Just Stay In It

My voice has reached new decibels lately. I say this with a deep sigh. It’s not something I’m proud to share.

All these emotions of grief just continue to build like a Jack-in-the-Box, hiding quietly under the lid, until after one too many cranks of the handle then “POP!” And the sneaky clown shows his sly smile.

Many people have warned us about the marital statistics of people who lose a child.  I haven’t had the gumption to look them up, but apparently, they’re not pretty.  When it comes to our circumstances, our marriage is apparently a disaster waiting to happen, like a Jack-in-the-Box.  And we’ve been trying to avoid the “pop” but it is hard. Marriage is hard.  Don’t let anyone lie to you.  Some days marriage is butterflies in my stomach, ear-to-ear grins, and hearty laughter, but other days it’s excruciating, lonely, frustrating, and raw.  God made it that way — for iron to sharpen iron — and though the process produces sharper, more effective tools, the daily grind can be painful.

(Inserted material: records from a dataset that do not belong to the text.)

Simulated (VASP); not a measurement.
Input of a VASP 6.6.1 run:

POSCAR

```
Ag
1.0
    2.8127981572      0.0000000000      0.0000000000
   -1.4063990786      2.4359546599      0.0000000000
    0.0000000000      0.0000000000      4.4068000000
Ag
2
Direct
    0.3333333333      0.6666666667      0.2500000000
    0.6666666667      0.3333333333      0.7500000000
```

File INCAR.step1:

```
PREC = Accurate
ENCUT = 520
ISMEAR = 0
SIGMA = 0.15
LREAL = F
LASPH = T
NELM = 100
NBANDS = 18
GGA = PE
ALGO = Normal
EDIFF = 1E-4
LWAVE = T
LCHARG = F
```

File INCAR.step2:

Recently, we were sitting in the hot tub that friends gave us as part two of the Rest and Recovery Fund. (Thank you so, so much for that.) We sank into the water and hoped the heat might melt away the stress of the day and maybe some of our grief.

It was around 8:00 at night, and the neighborhood was dark and quiet. The thin layer of snow on the ground reflected the moon’s light. The trees towered over us in a strong hush.

Josh turned the jets on turbo, and I clung to the side for dear life as the water bubbled up around me. But something else was beginning to percolate inside of me, too. So much for patience, I couldn’t wait any longer.

“Why did you say that in there?” I asked, referring to a comment Josh had made during dinner that hurt my feelings about a topic that seems to keep coming up, but never really gets put away. My invisible, accusatory finger was, once again, quickly in his face.

Then he responded with a slightly raised tone, because, once again, I wasn’t hearing what he was trying to say.

The battled continued right where it had left off. Back and forth between our two equally fierce and passionate view points.  How could he be saying these things?  Doesn’t he know I’m hurting right now?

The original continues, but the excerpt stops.